2 > 2xh
November? Really? My last post was in November? Dear God. No wonder I’ve started getting emails asking of all is well over here. Thank you for those, by the way. Hearing from some of you and knowing you still care to check in even when I am not posting and commenting on your blogs really means a lot - it proves to me what I said long ago: that blog friends are real friends too. And I owe you all an apology, because dropping off the face of the internet like that is not cool.
Please, let me explain (not that this is an excuse, because I know some of you were actually worried about me). For me, and this is certainly not to scare those of you with another on the way (see, I do lurk every so often:), but having two kids is more than twice as hard as having one. Honestly. I’m having my butt kicked day in and day out over here. How do you guys do it? Some of you have three, four, FIVE AND MORE children! How on earth do you do it? I think it’s something about the way I feel when I have two kids screaming at me simultaneously that is really throwing me. It’s like I can’t run back and forth between them fast enough for anyone to be satisfied, and that’s kind of what it feels like all day long. Any time I try to take all of us out it results in screaming scenes of horror for at least one (Robby screams for the duration of every car ride), if not two children (Sam refuses to walk), and sometimes one mommy, and anytime we stay in all day to avoid those scenes it feels like the days are 20 hours long, causing Sam and I to go stir crazy…on each other…if it is possible to go stir crazy on another person. So there it is. It’s been rough. And I know it will pass. I know, “things will get easier,” as they get older and it’s the age they are and all that stuff that people tell me. But it’s hard right now. And I’m having a hard time. And some days that’s ok and I can keep it all in perspective, and some days it’s less ok because it makes me feel like an awful mom. And when being a mom is all I’m doing, feeling like I’m bad at it is particularly hard. I’ve said all this before. In fact, I’ve started this post at least three times before and just never finished or put it up. But if I’m going to be honest, that’s why I haven’t been blogging, because if I sat down to blog it wasn’t going to be to post about how beautiful everything is with cute pictures and funny stories. It was going to be blah. And it’s not so much that I didn’t want to abuse you all with my blah - I know it’s my blog and I reserve the right to blah you all if I must - but I just didn’t feel like working up the energy and finding the time just to go and blah around, you know?

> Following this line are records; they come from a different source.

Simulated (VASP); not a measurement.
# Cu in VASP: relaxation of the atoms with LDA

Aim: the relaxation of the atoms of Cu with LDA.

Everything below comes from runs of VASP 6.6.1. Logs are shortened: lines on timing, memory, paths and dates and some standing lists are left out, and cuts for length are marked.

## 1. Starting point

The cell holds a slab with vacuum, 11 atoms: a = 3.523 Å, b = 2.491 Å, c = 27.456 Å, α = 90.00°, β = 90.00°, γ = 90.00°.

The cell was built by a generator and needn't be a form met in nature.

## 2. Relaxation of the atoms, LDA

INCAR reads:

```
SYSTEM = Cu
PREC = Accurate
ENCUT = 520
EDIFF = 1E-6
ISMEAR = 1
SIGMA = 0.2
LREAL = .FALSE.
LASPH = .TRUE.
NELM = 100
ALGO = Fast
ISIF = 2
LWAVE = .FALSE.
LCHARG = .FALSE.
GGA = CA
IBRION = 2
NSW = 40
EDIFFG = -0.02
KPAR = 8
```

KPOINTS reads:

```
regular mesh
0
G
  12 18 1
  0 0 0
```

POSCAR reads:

With that in mind, I’ve been trying to find other things to work on and focus on so that I have something of my own. This is, perhaps another reason for my long absence. What little time I have had (Sam doesn’t nap anymore!) has been spent looking at various degree programs and working on a few other little projects that I hope to one day share some good news about. Oh, and by the way, we also bought a house. Yeah, our first house. So that was huge and took up a huge part of my time for the past several months - searching, negotiating, inspecting, negotiating more, etc. We move in May.
But I’m still sorry. And I think I might finally be back. I’ve missed you guys. I’ve missed blogging, and this time I think I might really be back. I’ve been lurking around a bit and checking on everyone here and there, not typically commenting because that requires hands, but reading and responding in my mind. And I forgot how much I learn from reading blogs! I’m sort of getting back involved in some current issues on which I have a bit to say, and it’s not like I don’t have some cute pictures and funny stories to share as well. I’m hoping that by getting this off my chest - that this is hard, very very hard, damn hard - and admitting (and accepting) that, I can now move on to other things, other topics, other posts. I hope.








Don’t feel bad I so understand, it will get better. At least that’s what I believe too.
Comment by Nicole — February 8, 2008 @ 11:33 am
Hey hon! Sounds like you’re really busy. Blogging shouldn’t be something to overwhelm you, you should enjoy it! Hope things are settling down a bit for ya.
Comment by tracey — February 8, 2008 @ 1:52 pm
I am glad to see you back! And yes, I think adding #2 is exponentially harder, especially when it comes to getting out of the house. I’m always late every place I go now because I honestly think that it will not take as long as it does. Every time.
Feel free to blah away.
Comment by kelli in the mirror — February 8, 2008 @ 3:57 pm
You need some sunlight. Winter is hard for you even without two kids. Love ya.
Comment by jaybee4000 — February 8, 2008 @ 4:18 pm
Hugs to you.
I have missed you, but can’t fathom taking care of both Avery and a baby so I am impressed that you are still coherent.
Hope things settle down a little bit and you can find a little time for youself. You SO deserve it.
Comment by Jamie — February 8, 2008 @ 4:58 pm
So glad to read your thoughts and words again! I’m glad you are okay. Hang in there.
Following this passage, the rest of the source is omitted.